Looking to get started with building furniture, making repairs around the home, or other woodworking projects? The first thing you need is the right set of tools. Here, we’re going to look at the average woodworker’s arsenal and why you need each tool. You might not need every suggestion for the project you have in mind, but they all have a role to play for regular woodworking.
The table saw
This is the starting point for just about any woodworker. A quality table saw will be the most frequently used tool in your workshop. It can be used for cutting wood down to size, straightening, jointing, and cutting grooves for joinery. The only purpose it doesn’t meet is sanding, making it one of the most versatile machines you can find. With the table saw, above all else, you want to invest in quality and make sure you’re getting the saw with the dimensions and power supply to fit your needs.
A smaller handheld tool, the jigsaw can do most of what the table saw can, but with a little more precision. It’s often used for detail work and smaller grooves. One of the key functions is that it can do what the table saw can’t: cutting in curves.
The circular saw
You don’t exactly need both a table saw and a circular saw. The table saw can do much of what the circular saw can do. However, the latter can do it a little more conveniently in some cases, depending on the piece of wood you have.
There are a few different tools you can choose to plane a piece of wood, which is turning a rough, unfinished piece of wood into a smooth, flat surface that’s ready to work with. The router is the most practical and portable tool for the job. However, the router can also profile edges, cut inlays, cut traditional joints, and much more. If you have the space and the money, a power jointer and planer can plane wood more efficiently, but it’s not essential.
None of the tools mentioned above can sand wood, which is essential for giving it a nice, smooth finish ready to be painted or stained. A random orbit sander is the most versatile, able to handle just about everything except edges and tricky corners, but you can hand sand those.
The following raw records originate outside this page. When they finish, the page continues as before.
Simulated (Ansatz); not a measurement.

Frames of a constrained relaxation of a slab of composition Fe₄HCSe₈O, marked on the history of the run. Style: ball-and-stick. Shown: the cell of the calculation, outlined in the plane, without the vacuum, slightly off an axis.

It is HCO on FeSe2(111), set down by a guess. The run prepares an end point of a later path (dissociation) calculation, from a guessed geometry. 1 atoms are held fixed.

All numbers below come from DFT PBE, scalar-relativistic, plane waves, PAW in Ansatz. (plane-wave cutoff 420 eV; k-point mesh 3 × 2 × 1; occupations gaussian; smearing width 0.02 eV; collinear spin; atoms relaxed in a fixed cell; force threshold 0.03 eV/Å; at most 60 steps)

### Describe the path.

A good set of chisels is an essential part of your toolkit for when you’re ready to finish off your project. You want chisels in a variety of sizes, but the ¾” chisel is the most important of them all if you’re only buying them one for carving out recesses, cutting joinery grooves, or shaving rough surfaces, and chopping corners. You won’t use a chisel as often as the other tools, but there’s no replacement for a chisel when you need one.
Remember that despite the importance of good tools, you shouldn’t neglect the most important part of any woodworking project: you. There’s no substitute for skill, so practice with each tool mentioned above is essential.